Wednesday, October 12, 2011

Snowman Movie

I received an email yesterday asking some homeschooling families to preview a new movie coming out in theaters Oct 21.  The movie is called Snowman.  This morning my son and I sat down to start watching the movie.  Within the first 10 minutes Robby was on the edge of his seat, watch the movie with eager eyes.  Every moment of the movie kept his attention.  Later he watched it again, and watched the end three times on it's own.  The story was a simple innocent story of childhood events.   Later in the day I let my 10 year old foster son watch the movie also, and he was hooked the whole way through.  I would recommend this movie for all families.  It is truly a good, family orientated wholesome movie that will make you laugh, cry, smile, and sigh.  

"SNOWMEN is a humorous and heartfelt coming-of-age story about three unlikely heroes and the winter that changed their lives forever. After a surprising discovery in the snow catapults three small-town boys into the spotlight, the best friends hatch a plan to be remembered forever by setting a Guinness World Records® title. Along the way, the trio battles schoolyard bullies, unites their community and discovers that - while fame may be fleeting - true friendship lasts forever. The film stars Bobby Coleman (Last Song), Ray Liotta (Wild Hogs), Bobb’e J. Thompson (Role Models), Josh Flitter (Ace Ventura Jr) and Christopher Lloyd (Back to the Future)."

After Robby saw the movie he said, this is from a true story isn't it....

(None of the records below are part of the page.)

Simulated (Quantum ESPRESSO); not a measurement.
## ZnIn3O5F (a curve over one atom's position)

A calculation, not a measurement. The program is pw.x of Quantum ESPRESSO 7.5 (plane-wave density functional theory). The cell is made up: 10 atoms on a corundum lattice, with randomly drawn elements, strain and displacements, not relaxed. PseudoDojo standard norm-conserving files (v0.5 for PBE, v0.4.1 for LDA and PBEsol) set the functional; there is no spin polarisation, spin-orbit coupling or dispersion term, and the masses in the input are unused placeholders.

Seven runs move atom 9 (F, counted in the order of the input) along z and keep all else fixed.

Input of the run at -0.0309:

"Snowmen is a true story, but all the facts have been changed.
The finished film, which celebrates what matters most in life, began as the most depressing script ever. The first draft, written a decade ago, read like a tragic memoir of growing up on the Canadian prairies. Childhood highlights included my father’s battle with leukemia and the loss of our Jamaican neighbors’ son, Howard.
That grim story seemed like an injustice. I realized those childhood tragedies drew my family and community closer together, and I was inspired to ask profound questions about my purpose in life. I think many children and adults struggle with wanting to matter, and I wanted to make a movie for them that reflected the hope I found as a child.
I rewrote the script.
This time, I wanted to show the innate ability of children to find joy in all circumstances. I considered the people and events that most inspired me, then rearranged, combined, and tweaked those memories to guarantee a happy ending. Events are presented as they seemed to me as a child: dangers exaggerated, victories sweeter, and adventures amplified.
And yet, despite all these radical feels exactly the way I remember."